ANNAPOLIS – Action by the General Assembly to address consumer outrage over a projected 72 percent increase in electricity bills is gaining momentum, with the Senate’s top Democrat vowing Thursday to deal with the problem even if it takes a special legislative session.
“We have four weeks to solve the problem,” said Senate President Thomas V. Mike Miller, D – Calvert, said in an interview. “If we don’t, the Speaker [of the House] or I may need to call us back into session – if the governor doesn’t – to deal with it.”
Miller said some relief would have to be provided, even if it requires the General Assembly’s “torpedoeing” of the proposed merger between Constellation Energy Group Inc., the parent company of Baltimore Gas and Electric Co., and Florida’s FPL Group Inc.
On Wednesday, Gov. Robert L. Ehrlich, who has been criticized by Democrats for what they believe has been his sluggish response to the issue, said that the rate increase “will not stand.” He predicted something would be worked out within the next two or three weeks.
Constellation Energy spokesman Robert L. Gould said the rate increase is the result of higher worldwide energy costs and legislation to slow or stop the increase would be unfair and ultimately hurt BGE customers.
“Anything that penalizes BGE for a global problem out of its control is inequitable,” Gould said.
Lawmakers have been scrambling to address consumer pains over the coming rate hikes with more than a dozen bills, including a measure to hold up the merger.
The latest and most extreme of these bills would effectively reregulate the deregulated public utility industry.
The bill was introduced by Del. Herbert H. McMillan, R – Anne Arundel, Thursday, after the House’s deadline for bill introduction.
While the House voted overwhelmingly to allow the bill’s late introduction, even its sponsor said it will be “very difficult” to pass a reregulation bill in the General Assembly.
“If they vote to reregulate these monopolies, a lot of these people . . . are going to be admitting they made a mistake,” McMillan said.
Still, the self-described “free enterprise, fiscally conservative Republican” said reregulation would be appropriate for Constellation Energy, which he calls a “practical monopoly, if not a monopoly in fact.”
Gould, the Constellation spokesman, said that the company has not profited from providing electricity since the start of deregulation six years ago, when rates were capped at 1993 levels.
He noted that in this time, the company made over $1 billion in improvements to its electric plans.

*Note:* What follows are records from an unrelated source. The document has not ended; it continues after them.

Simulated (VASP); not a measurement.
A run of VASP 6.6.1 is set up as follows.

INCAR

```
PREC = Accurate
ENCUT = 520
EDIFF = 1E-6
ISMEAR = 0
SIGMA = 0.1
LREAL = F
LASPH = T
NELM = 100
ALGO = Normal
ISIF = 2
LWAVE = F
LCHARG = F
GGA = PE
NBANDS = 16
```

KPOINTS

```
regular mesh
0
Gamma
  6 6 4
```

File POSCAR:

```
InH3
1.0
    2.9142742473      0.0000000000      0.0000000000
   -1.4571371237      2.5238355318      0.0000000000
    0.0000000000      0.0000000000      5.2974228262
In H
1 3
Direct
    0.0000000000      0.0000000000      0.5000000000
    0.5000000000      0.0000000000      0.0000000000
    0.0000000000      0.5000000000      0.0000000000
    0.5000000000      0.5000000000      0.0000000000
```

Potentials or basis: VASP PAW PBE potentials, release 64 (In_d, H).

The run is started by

“BGE customers have had a very favorable economic situation for the last 13 years,” Gould said.
Nevertheless, leading lawmakers in both the House and Senate agree the General Assembly will have to pass some legislation to lessen the effects of the rate hikes or face retribution from the voters.
“There is a real desire to do something this year – before the election obviously – especially [for legislators] from the Baltimore area,” said House Majority Leader Kumar P. Barve, D – Montgomery.
This sentiment was echoed by the Senate Minority Whip, Andrew P. Harris, R – Baltimore County, who said responsibility to ease consumer pain from the rate hikes has fallen on the General Assembly – not the Governor.
“We caused the problem through legislation. We have to fix the problem through legislation,” Harris said.
Sen. Leo E. Green, D – Prince George’s, who is sponsoring a reregulation bill in the Senate, provided what may have been the most concise explanation of the General Assembly’s need to act on the issue. “If we don’t move we’re going to be removed,” Green said.